Thursday, January 15, 2009

Misunderstanding Self-Interest

Brad DeLong is the author of a popular economic blog called: Grasping Reality. If only his grip were a little tighter. He believes in pragmatism. That somehow the answer to economic problems is found in the middle. Surely, if Bob thinks that 1+1 = 2 and Bill thinks it's 3, that the true answer is around 2 1/2, eh? As dismissive of him as I am, he is more so in his attempt to disparage modern libertarianism.

His quote:

"...a truly self-interested butcher would not trade you his meat for your money but instead slaughter you and sell you as long pig."

This is ridiculous, but the basic premise is endemic to those who distrust free markets. They have a deep seeded distrust of other human beings.

His comment is also a fundamental misunderstanding of self-interest and human nature. It is apparently Mr. Delong’s belief that we are all psychopathic killers and cannibals, held back only by the force of law. Of course, his logic falls on its face, for if we are all psychopaths, how did law and order ever evolve? How did the human race ever come to be? How do animals survive at all without the intellect and advanced moral systems that we have?

Self-interest is more than just satiating our current desires and be damned the long-term consequences. This would imply that humans have no intellect and no capacity for reason. If I found myself on a desert island with only one companion, how would it serve me to cannibalize him? While I might be able to survive a few more days, it ignores the possibility of another arrangement: Specialization and Exchange.

Specialization and exchange allows us to use our diverse talents to maximize production. Were we both to try to survive on our own output, consumption and life spans would be lessened. Not killing him and coopearting allows the possibility of satiating more desires over a longer period. Clearly, this is the path that the vast majority of mankind, and even the animal world, has taken.

Now, reimagine Mr. Delong’s scenario as three men on an island, each having a gun. We land on the shore,Tom pulls out his gun, shoots Jim, and says, “Let’s eat!” Mr. Delong would ridiculously claim that he acted in his self interest. This ignores my incentive as the other island resident. If I acted in my own self-interest, I would immediately shoot Tom. How could I hope to survive the night if Tom has revealed his utter lack of willingness to negotiate an alternative production maximizing solution and his lack of hesitation at killing another human being? To maximize my lifespan, Tom has to go.

We all know this. If we tell a lie and are caught, we lose the trust of numerous people. If we steal and are caught, we lose the trust of even more. This is why with even minor offenses most of us keep these behaviors to a rarity, and some of us strive to never commit them. Any rational, self-interested person would kill Tom and kill Delong’s butcher, just like one would shoot a rabid dog. Revealing that one is capable of murder destroys the most fundamental form of trust in all human relationships: You don't kill me and I don't kill you.
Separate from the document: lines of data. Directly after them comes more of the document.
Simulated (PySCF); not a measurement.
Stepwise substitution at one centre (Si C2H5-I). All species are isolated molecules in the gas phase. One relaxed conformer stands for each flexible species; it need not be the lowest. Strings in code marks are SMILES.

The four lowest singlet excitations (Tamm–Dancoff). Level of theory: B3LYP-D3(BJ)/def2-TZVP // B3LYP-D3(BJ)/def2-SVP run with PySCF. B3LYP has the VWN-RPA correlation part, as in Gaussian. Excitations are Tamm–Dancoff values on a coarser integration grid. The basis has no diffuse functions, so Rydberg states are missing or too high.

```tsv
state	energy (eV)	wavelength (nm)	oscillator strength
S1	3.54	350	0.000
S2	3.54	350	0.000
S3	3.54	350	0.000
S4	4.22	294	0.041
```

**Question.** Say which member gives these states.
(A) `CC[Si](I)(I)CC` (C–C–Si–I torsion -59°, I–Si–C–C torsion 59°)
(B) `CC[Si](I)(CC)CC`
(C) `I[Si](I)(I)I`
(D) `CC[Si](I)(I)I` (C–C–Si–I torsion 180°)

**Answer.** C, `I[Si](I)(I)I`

It is even disconcerting to me that Brad Delong considers that murder could serve one’s self interest. Given that I do not consider self-defense as murder, I cannot conceive of a situation in which murder would serve my interest. If you can, I would wager that you are mistaken.


Brian Phillips said...

Good post. The perverted view of self-interest is the result of altuism, which holds that either we sacrifice ourself to others, or sacrifice others to ourself. As you point out, another alternative exists.

Brian Shelley said...

Thanks. It especially amuses me when some people are so dogmatically "scientific", yet believe in ethereal values of fairness and collectivism.